WASHINGTON (Reuters) -Federal investigators on Wednesday executed a search warrant at the Manhattan apartment of Rudolph Giuliani, the former New York City mayor and personal lawyer to former U.S. President Donald Trump, as they probe his business dealings with Ukraine.
A lawyer for Giuliani, Bob Costello, confirmed that a search warrant had been executed. Electronic devices were among the items seized, according to The New York Times. Giuliani did not immediately respond to a request for comment.
Federal prosecutors in Manhattan have been investigating Giuliani’s dealings in Ukraine.
While the search warrant does not mean Giuliani committed a crime, it signals that investigators persuaded a judge they believed criminal conduct occurred and that executing the warrant might uncover relevant evidence.
“This is a seismic moment in the investigation,” said Jessica Levinson, a professor at Loyola Law School in Los Angeles.
“It’s a big deal to execute a search warrant concerning an attorney because of issues of attorney-client privilege,” she said. “It’s a bigger deal to execute a search warrant of an attorney who worked for the former president.”
Giuliani, 76, began representing Trump, a fellow Republican, in April 2018 in connection with former Special Counsel Robert Mueller’s probe into Russian interference in the 2016 presidential election.
Giuliani’s role in Washington was complex, with the former mayor frequently proclaiming himself a business consultant and lawyer in the private sector even as he enjoyed extraordinary access to the halls of power.
Giuliani eventually became a key figure into whether Trump abused his office for personal political gain in his dealings with Ukraine.
His work included an investigation before the 2020 election into now-President Joe Biden and his son Hunter’s dealings in Ukraine. The Bidens have denied wrongdoing.

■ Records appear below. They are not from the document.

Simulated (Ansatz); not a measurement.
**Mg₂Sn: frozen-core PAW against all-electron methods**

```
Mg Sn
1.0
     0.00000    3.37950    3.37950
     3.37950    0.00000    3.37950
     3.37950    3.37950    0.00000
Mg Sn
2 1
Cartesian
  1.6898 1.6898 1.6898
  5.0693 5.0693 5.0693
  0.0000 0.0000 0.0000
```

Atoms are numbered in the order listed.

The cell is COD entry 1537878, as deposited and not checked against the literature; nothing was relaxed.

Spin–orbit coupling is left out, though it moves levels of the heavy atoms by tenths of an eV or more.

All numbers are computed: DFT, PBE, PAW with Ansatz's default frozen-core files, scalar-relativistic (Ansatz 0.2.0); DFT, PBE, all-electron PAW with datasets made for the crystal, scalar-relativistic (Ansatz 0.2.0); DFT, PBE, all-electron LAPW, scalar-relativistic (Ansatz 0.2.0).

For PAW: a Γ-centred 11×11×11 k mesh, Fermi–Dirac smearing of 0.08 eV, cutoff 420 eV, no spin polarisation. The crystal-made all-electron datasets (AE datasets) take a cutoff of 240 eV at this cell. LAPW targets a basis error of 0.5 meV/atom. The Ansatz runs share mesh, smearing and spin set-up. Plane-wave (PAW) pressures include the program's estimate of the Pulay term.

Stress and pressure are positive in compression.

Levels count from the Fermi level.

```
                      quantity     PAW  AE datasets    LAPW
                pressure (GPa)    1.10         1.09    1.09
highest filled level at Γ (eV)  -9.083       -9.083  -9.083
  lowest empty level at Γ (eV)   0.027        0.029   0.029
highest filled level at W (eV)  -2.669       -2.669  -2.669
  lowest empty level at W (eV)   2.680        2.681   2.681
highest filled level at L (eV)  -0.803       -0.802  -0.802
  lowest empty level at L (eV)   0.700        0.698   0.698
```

Two former Giuliani associates, Lev Parnas and Igor Fruman, have been charged with campaign finance violations and other crimes.
Parnas’ and Fruman’s work included efforts to help Giuliani dig up damaging information about the Bidens, and what prosecutors called an effort to remove then-U.S. Ambassador to Ukraine Marie Yovanovitch.
Giuliani gained early renown in the 1980’s as the U.S. attorney in Manhattan, where he put leaders of five New York Mafia families in prison and successfully prosecuted Wall Street’s “junk bond king,” Michael Milken.
He later won wide acclaim as “America’s Mayor” for his efforts in helping New York City recover from the Sept. 11, 2001 attacks. Giuliani ran unsuccessfully for the 2008 Republican presidential nomination.